Loop 029

The Revolve versioned-experiment loop

A Revolve workflow that improves prompts, code, or configurations through checkpointed experiments whose scores remain comparable across sessions.

Ready-to-use prompt

Copy the loop

Use Revolve to improve a support prompt, code path, or testable subject. In revolve/, define the goal and [budget], freeze the tests and scoring, checkpoint the current version, and record a baseline. Each round, test one hypothesis; keep only a clear, regression-free win. If the evaluation changes, open a new revision and rerun the baseline. Ask before changing live files. Stop on success, no progress, a blocker, or exhausted budget. Return the best checkpoint, comparisons, rollback, and next action.

Verify / stop

The best Revolve checkpoint wins within one evaluation revision.

The incumbent and candidates have comparable recorded runs, accepted changes pass every guard, rollback is available, and live promotion has approval.
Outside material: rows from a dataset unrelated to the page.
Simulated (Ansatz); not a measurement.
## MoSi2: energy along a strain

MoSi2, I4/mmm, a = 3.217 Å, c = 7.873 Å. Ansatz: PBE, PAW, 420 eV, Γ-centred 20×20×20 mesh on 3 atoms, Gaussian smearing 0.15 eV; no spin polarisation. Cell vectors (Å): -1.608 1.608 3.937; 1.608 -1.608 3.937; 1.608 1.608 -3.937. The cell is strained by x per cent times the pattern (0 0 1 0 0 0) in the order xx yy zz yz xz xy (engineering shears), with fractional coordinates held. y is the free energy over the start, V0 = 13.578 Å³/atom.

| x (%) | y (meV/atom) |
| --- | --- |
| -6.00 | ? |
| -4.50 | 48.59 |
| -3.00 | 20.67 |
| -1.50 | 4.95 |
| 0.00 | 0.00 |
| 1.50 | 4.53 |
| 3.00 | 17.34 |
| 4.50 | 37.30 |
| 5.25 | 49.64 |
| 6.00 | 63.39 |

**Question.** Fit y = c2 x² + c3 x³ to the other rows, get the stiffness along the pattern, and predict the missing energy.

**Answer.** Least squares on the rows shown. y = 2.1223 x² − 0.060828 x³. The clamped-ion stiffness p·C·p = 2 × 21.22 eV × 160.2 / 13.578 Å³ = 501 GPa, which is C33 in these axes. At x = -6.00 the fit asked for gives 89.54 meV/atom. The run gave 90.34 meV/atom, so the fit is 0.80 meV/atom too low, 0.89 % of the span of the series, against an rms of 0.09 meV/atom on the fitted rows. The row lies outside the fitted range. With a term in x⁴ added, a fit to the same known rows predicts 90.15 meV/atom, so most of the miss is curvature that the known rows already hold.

Context and guidance When to use it, steps, safety notes, and related loops
Published
Updated

Use this when

Use Revolve to improve a prompt, policy, workflow, model configuration, code path, or dataset when experiments must remain comparable and resumable across sessions.

How to run it

  1. Create or resume revolve/, define the objective and permissions, freeze an evaluation revision, checkpoint the incumbent, and record its baseline.
  2. Choose one evidence-backed hypothesis, create a candidate checkpoint, and test it under the unchanged revision.
  3. Promote internally only on a meaningful guard-safe win; if the evaluation changes, open a new revision and rerun the incumbent.
  4. Stop on a named condition, and require explicit approval plus verification before changing live files.

Why it works

Revolve's revision boundaries prevent scores from different tests or rubrics from being compared as equivalent. Checkpoints and an internal-before-live promotion boundary keep long-running research resumable and reversible.

Implementation note

The source examples include improving CLI error messages, reducing image-export latency, tuning a support-assistant prompt, and hardening a parser. Replace the subject and metric, but keep the revision, checkpoint, and rollback discipline.